I’ll preface this by saying that these issues are on a Surface Tablet that I’ve been using to play around with, so I haven’t been too diligent in documenting what changes were made when.
I’ve got a Surface Go 2 tablet with the LTE modem that I installed Linux Mint onto several months ago. When I first made the switch, cellular connectivity seemed very “touch and go” but Wi-Fi had been solid.
At some point in time (roughly 6 months ago), I switched my home network to using Control D for DNS resolution for about 2 months until I decided it wasn’t what I wanted and went back to my default setup which is a Unifi UCG Max gateway using the AdGuard public DNS servers coupled with the built-in ad blocking of the Unifi gateway. This feeds to a separate Wi-Fi mesh network in my home.
About a month ago I noticed that I could no longer reach internet locations on my tablet when connected to my home Wi-Fi network, but I could still access other computers on my LAN just fine, so Wi-Fi was working. Cellular connectivity seemed to have stopped working entirely even though I ran the “lte_modem_fix” that is on github and was seeing several bars of connectivity in the status bar.
Even though websites were inaccessible (Firefox gave me an error saying there was no network connection), in my attempt to try anything I found that I could visit the Control D website even though I stopped subscribing months ago.
On a lark I pulled up my Mullvad VPN app which I have an active subscription to and it let me connect to a server. As soon as I did this, ALL internet sites became available.
Next I took the tablet with me away from home, disabled Wi-Fi and activated the cellular network. Again the bars appeared but I couldn’t access any sites. I loaded up Mullvad and was able to connect, after which I could reliably connect to all internet sites. Again, cellular connectivity was never 100% but Wi-Fi was.
How do I even begin troubleshooting and fixing this? Needing a VPN isn’t the end of the world, but when at home it gets in the way of accessing local computers so I’d like to get to where the tablet works on Wi-Fi or cellular, with and without a VPN active.
Ok, so something setup 127.0.0.53 as your DNS server, and isn’t removing it correctly. I think it’s safe to say it’s Mullvad, since it works using that DNS server IP when connected. Is that IP in your resolv.conf, or is resolv.conf maybe a stub, and you’re using systemd-resolved?
127.0.0.53 is the local stub used by systemd-resolved, so OP should pull this thread and comb the docs. If systemd-resolved is installed and not being used, it will cause conflicts with openresolv (most likely alternative).

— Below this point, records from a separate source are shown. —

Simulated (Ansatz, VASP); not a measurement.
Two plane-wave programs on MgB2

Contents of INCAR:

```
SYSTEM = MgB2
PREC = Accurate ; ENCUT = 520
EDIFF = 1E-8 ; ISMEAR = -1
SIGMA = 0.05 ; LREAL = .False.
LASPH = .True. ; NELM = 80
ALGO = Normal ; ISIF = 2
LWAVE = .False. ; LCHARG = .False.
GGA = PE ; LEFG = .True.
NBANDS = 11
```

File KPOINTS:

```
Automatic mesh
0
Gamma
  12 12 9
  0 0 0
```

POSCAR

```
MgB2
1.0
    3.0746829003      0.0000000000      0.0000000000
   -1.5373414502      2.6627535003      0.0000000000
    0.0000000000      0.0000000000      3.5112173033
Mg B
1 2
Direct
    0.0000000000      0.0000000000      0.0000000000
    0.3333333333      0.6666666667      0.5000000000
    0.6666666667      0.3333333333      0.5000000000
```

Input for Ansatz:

Interesting that it works when the VPN is connected, though. I also believe that systemd-resolved is installed on just about any system using systemd, but often isn’t enabled, without problem. Enabling it would generally involve a resolv.conf symlink and a config, so maybe that config was hijacked by Mullvad (or OP configuring Mullvad), and there’s no upstream DNS server available when the VPN isn’t connected.
I missed that it’s Linux Mint in the original post, and it looks like Mint has started using systemd-resolved. The Arch wiki might be useful to OP on how things are configured:
https://wiki.archlinux.org/title/Systemd-resolved
I’m reaching here because I don’t know the first thing about Mullvad, but it probably has some script that takes care of it’s own DNS needs. I remember the before times, when you had to write up and down scripts that would update resolve.conf directly, then configured OpenVPN to run them on connecting/disconnecting.
It’s possible it could be a box checked or config option in Mullvad that broke it by not fixing DNS on it’s way down?
OP also said they don’t fully remember what was done, so they may have disabled systemd-resolved or installed openresolv or who knows what else.
Fortunately, in this case, they should be able to follow the systemd-resolved docs from the beginning to end up with it working.
Agreed, though I don’t think they disabled systemd-resolved, because it still works using 127.0.0.53 when they’re connected to the VPN. So the daemon must be running, unless Mullvad itself has a DNS forwarder using the same loopback. I suspect they either hard coded some upstream DNS server for Mullvad, because Mullvad might not have supported systemd-resolved yet. Or maybe they set a permission on the configs, and something changed with the user context of Mullvad processes.
Thanks for the info, I’ll read through the docs and hopefully get this up and running again in the near future. Fortunately, nothing here is mission critical and I can still use the machine with VPN active. Getting resolv.conf back in working order appears to be the right solution.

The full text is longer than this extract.